Oil prices remained elevated Tuesday after President Donald Trump abandoned plans to impose a 20% transit fee on cargo moving through the Strait of Hormuz, while the U.S. intensified pressure on Iran by resuming its shipping blockade and launching a new round of military strikes.
Brent crude settled nearly 2% higher at $84.73/bbl, its highest level in about a month, as traders continued to price in geopolitical risk despite the White House’s decision to withdraw the proposed transit charge.
Trump announced the reversal one day after unveiling the fee, saying it would be replaced by future trade and investment agreements with Gulf states.
“I have decided to replace the 20% United States Reimbursement Fee with Trade and Investment Deals that the various Gulf States will be making into the United States,” Trump said in a social media post, without identifying participating countries or detailing the expected investments.
The proposal had raised concerns across global energy and shipping markets because the Strait of Hormuz handles roughly one-fifth of the world’s oil supplies.
Even as the administration withdrew the transit fee, the U.S. resumed its blockade of Iranian shipping to and from the country’s ports and coastal areas, effective Tuesday afternoon. American forces also carried out a fresh wave of strikes on Iranian targets intended to reduce Tehran’s ability to threaten commercial shipping through the waterway.
Trump later told reporters he changed course after discussions with representatives from Saudi Arabia, Qatar, Bahrain, Kuwait and the United Arab Emirates, who encouraged the administration to pursue alternative arrangements.
“I don’t like the concept of a fee,” Trump said. “They’re going to be making massive investments into the United States, and I like that much better.”
U.S. Energy Secretary Chris Wright confirmed the transit fee proposal was “off the table.”

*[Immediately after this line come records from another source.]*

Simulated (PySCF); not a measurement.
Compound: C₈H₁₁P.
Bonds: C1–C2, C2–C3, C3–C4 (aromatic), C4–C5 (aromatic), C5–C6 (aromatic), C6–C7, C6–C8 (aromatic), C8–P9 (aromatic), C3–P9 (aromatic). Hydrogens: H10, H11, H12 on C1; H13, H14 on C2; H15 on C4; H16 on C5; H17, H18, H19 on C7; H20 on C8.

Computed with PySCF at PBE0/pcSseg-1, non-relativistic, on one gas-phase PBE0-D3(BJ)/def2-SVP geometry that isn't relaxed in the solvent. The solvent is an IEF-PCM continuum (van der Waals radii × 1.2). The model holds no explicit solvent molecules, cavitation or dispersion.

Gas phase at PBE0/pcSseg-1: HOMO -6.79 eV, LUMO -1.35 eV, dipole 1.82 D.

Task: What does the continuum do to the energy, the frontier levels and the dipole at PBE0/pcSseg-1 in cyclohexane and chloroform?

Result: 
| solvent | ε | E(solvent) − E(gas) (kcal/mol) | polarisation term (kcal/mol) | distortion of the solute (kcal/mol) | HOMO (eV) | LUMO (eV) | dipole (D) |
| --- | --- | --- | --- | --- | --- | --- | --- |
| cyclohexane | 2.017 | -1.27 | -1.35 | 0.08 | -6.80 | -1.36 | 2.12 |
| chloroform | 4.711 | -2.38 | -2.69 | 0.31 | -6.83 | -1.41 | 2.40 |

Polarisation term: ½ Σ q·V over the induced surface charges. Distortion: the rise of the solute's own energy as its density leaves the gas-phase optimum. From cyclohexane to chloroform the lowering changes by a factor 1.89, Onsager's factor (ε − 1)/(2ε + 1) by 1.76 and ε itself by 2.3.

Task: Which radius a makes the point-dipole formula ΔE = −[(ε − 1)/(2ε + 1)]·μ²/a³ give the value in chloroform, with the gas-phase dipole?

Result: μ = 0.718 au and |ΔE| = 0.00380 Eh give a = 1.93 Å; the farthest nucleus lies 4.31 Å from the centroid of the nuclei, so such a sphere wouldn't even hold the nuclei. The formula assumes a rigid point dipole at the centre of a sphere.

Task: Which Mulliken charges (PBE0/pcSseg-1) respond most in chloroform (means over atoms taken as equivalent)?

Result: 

The policy reversal did little to ease concerns over the security of global oil supplies, with analysts continuing to focus on escalating military activity and the potential for further disruptions in the world’s most important energy transit corridor.
The proposed fee had also drawn criticism from shipping and energy industry participants, who questioned both its practicality and its potential impact on global crude and liquefied natural gas trade. Analysts warned that any new charges on Hormuz transits would likely increase transportation costs while setting a precedent for tolls in other international waterways.
Although the transit fee has been shelved, administration officials indicated other mechanisms to secure compensation related to U.S. naval operations in the region could still be considered, leaving uncertainty over future policy as tensions between Washington and Tehran continue.